Not just predictable. Predicted..
Republicans in the Michigan Senate have a plan to fix the roads and they are going to raise $1.4 billion to git ‘er done. It’s going to happen by raising the gas tax, something I am 100% unequivocally totally completely entirely supportive of. That’ll raise about $700,000,000 by their reckoning.
So, where does the other $700,000,000 come from? By cutting existing programs:
Sen. Mike Kowall, the GOP floor leader, said an emerging plan calls for a 15-cent gas tax hike over three years to generate $700 million when fully implemented and earmarking $700 million in existing general revenue for road repairs.
Sounds innocuous but it’s that “$700 million in existing general revenue” bit that’s the kicker. I wish somebody had told us that they would slash and burn existing programs if Prop 1 hadn’t passed.
Anyway, that’s not all. If the state tax revenues outpace inflation, they’re going to start cutting the state income tax, too. Why? To “control the size of government”:
Senate Majority Leader Arlan Meekhof, R-West Olive, is proposing future reductions in the 4.25 percent income tax cut that would be depend on general state tax revenue growth exceeding inflation.

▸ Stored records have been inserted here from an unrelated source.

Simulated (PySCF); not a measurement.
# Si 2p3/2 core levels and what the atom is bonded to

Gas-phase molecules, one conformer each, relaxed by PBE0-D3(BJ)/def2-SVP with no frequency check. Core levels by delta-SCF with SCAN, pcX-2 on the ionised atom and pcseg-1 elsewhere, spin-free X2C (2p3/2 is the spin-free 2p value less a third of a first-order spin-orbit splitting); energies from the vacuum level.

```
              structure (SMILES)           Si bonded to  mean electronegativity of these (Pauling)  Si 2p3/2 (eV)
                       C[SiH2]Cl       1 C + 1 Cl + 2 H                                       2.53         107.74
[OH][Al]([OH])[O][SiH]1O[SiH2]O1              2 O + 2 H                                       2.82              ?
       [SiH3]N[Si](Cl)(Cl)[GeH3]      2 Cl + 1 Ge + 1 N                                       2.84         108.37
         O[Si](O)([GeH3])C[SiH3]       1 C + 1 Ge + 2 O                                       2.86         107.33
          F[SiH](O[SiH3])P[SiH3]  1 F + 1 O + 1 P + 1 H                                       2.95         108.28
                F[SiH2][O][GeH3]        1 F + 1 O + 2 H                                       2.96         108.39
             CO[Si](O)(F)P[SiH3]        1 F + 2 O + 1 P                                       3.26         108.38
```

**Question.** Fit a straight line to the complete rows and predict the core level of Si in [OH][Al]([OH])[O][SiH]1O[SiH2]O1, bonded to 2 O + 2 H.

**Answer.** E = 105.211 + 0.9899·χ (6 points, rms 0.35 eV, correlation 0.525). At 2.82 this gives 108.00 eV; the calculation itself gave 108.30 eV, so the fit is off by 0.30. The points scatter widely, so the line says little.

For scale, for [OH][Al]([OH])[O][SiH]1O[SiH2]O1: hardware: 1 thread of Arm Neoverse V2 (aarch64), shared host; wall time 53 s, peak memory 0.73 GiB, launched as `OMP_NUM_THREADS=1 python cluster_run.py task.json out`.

Meekhof wants to pair it with a 15-cent, three year increase in Michigan’s 19-cents-per-gallon tax increase as part of a plan to generate $700 million in additional revenue for repairing the state’s crumbling road and bridges.
“If we have an opportunity to control the size and scope of government, then we’re going to get that as well,” Meekhof said Tuesday. “It’s good public policy.”
See, they aren’t just tightening the belt in lean times. They want to be sure that the lean times are here to stay. Luxuries like well-funded public schools and robust investment in infrastructure and protection of the air we breathe and the water we drink and ensuring the social safety net is there for our citizens are all just too damned expensive. If Republicans have their way, our state budget won’t be a belt that can be loosened or tightened as needed. It’ll be a steel band forever set in place.
Or what they like to call “good public policy”.
While I love the Democrats’ idea of a graduated income tax in Michigan, it’s just one more great idea that will die in the state legislature, strangled in its crib by callous, discompassionate Republicans who want to eliminate any tax they can’t siphon off into the bank accounts of their corporate benefactors.
We sure taught them a lesson by shooting down Prop 1, eh?
And, of course, all this forced-austerity will be voted on, signed into law, and implemented well before the 2016 election so that they are no longer on the minds of most voters who are more interested in the current shiny thing in the news than in the policies and voting records of the people they are voting for.
You have to give Republicans credit. They have an impeccable sense of political timing. One needs to look no farther than our state to know that.